Community engagement is NOT audience development. Any arts administrator whose livelihood depends on ticket sales and who doesn’t understand this is operating under a dangerous misapprehension.
Audience development (more accurately referred to as marketing) is about selling tickets. Community engagement is about engaging with the community. The two are related only in that they involve communicating with people outside the organization. Beyond that, they are utterly different things that don’t belong in the same administrative category. Executive arts leaders who put them in the same category risk doing considerable damage to their organizations.
Marketing is driven by dollar goals. Its value is determined by the extent to which it delivers a reasonable return on investment. Marketing may cost a lot of money to do, but it generates measurable results – far in excess of what’s spent – and those results typically demonstrate that the expenditure is worthwhile. There simply is no more efficient way to earn revenue than through smart, sensible, strategic marketing.
Community engagement, meanwhile, has no dollar goals. Its success is measured by the quality of the community relationships. Community engagement costs money to do, but since it doesn’t generate revenue, it doesn’t cover its costs and must be paid for by the organization or its funders. Engagement proponents claim that new arts audiences will one day arise from engaged communities, but in the absence of clearly delineated goals, strategies and metrics, this is just wishful thinking that has no real impact on near-term bottom lines.

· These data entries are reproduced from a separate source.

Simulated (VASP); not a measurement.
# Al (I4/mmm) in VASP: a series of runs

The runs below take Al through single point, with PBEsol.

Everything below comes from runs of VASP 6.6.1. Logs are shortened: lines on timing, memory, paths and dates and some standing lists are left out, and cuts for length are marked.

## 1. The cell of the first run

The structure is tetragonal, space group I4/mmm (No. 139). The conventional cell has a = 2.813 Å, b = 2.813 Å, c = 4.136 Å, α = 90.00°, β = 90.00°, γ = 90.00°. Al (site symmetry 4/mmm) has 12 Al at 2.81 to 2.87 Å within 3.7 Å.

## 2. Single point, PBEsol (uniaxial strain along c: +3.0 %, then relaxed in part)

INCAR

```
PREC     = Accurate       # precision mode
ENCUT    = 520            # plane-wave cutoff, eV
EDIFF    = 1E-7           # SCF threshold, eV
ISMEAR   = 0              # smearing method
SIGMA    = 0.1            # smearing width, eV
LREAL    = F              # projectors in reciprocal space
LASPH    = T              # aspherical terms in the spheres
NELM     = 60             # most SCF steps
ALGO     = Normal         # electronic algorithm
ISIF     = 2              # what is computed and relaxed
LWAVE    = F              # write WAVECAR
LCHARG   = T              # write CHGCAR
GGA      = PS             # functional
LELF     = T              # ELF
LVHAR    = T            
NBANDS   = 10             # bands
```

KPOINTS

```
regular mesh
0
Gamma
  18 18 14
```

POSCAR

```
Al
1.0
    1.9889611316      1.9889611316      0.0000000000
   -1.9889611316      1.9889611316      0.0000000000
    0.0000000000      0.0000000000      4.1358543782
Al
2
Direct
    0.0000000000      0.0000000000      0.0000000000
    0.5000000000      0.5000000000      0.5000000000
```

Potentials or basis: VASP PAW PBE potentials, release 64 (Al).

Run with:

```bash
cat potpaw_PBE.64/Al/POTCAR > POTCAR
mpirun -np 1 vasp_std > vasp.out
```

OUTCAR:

When arts organizations devote marketing resources to engagement efforts, they may be supporting noble causes, but they are steering valuable resources away from revenue-generating endeavors that are crucial to their organizations’ sustainability. Marketing directors could easily give chunks of their marketing budgets to homeless shelter painting classes, free concerts in the parks or elementary arts education, but that would be fiscally irresponsible. The marketing department isn’t a charitable arm of the organization; it’s there to sell tickets and earn revenue. If community engagement means that arts organizations are supposed to serve as pass-through community charities, that may be fine, but funneling the money through the marketing department is foolish and potentially suicidal.
But what about the mission? Shouldn’t the marketing department support the organization’s mission to become more fully engaged with the community? Yes! The marketing department should support the mission by generating the maximum amount of revenue it can, given the resources it has. The marketing department’s ultimate priority is to generate the sustaining revenue the organization needs to fulfill its mission. If that mission includes engaging with communities for the sake of engaging with communities, that’s all well and good, but the engagement activity should emerge out of a department that has been created and funded expressly for that purpose. Otherwise, it threatens to bleed resources away from, and therefore undermine, indispensable core functions.
And what about engaging with the community to sell tickets? Can’t we attach dollar goals to our engagement efforts so they’re more productive? Yes. Absolutely. But that’s not community engagement, that’s sales. If you are doing sales, you should call it sales so there’s no confusion over how and why you’re doing it, or what the relationship is between the investment and its projected return. Say, for example, your sales department has decided to target law firms (sales) but your executive director says you need to focus on community center bingo games (engagement). Because you’ve elected to do sales, you’ll have financial projections on hand to explain why the law firms offer a dependable return and why the bingo games, by comparison, no matter how warm and fuzzy they may look on the grant applications, are not a fiscally responsible use of your departmental time and resources. (If your ED insists on the bingo games and says it’s a mission-oriented priority, make sure she agrees to cover the sales shortfall from someone else’s budget.)
I wrote last week about a job advertisement I saw for a “Chief Marketing and Community Engagement Officer,” which was a perfect illustration of the damage that can be done when arts organizations conflate marketing and community engagement. Engagement should have only the most tenuous relationship with marketing, but here they were combined into one person’s job title, which means this job is a train wreck in the making. Who knows where else this is happening or how deeply this engagement-as-audience-development misconception has penetrated the industry?
I sense Doug Borwick‘s hackles rising right about now so let me say this: Community engagement is an absolutely essential idea that is destined to become a saving grace for struggling arts organizations. Traditional arts institutions have allowed themselves to become disconnected from the communities they serve and reconnecting through meaningful engagement is likely to be their best chance for survival. And, yes, community engagement will one day eclipse marketing as the ultimate way to make arts organizations optimally responsible to, and thus more relevant, useful and valuable to, their communities.
But engagement is a large, resource-intensive undertaking that can’t be handed off to the marketing department just because they’re the ones who talk to people outside the organization. And it can’t be a buzzword that’s cavalierly slapped onto someone’s job title to make the foundations believe their mandates are being followed. And it can’t be just the next fad that academics and policy wonks talk about at industry conferences but that organizational leaders shove in a corner and ignore. Community engagement is a gravely important responsibility that traditional arts organizations will have to take seriously – and make room for – if they’re going to survive. And it’s something the funding community will have to be prepared to pay for for a long time because right now, and for the foreseeable future, it does not pay for itself.
There are a lot of things that smart arts marketing professionals can do to attract new audiences, but until community engagement proves itself capable of delivering reasonable monetary returns, it doesn’t belong on the list.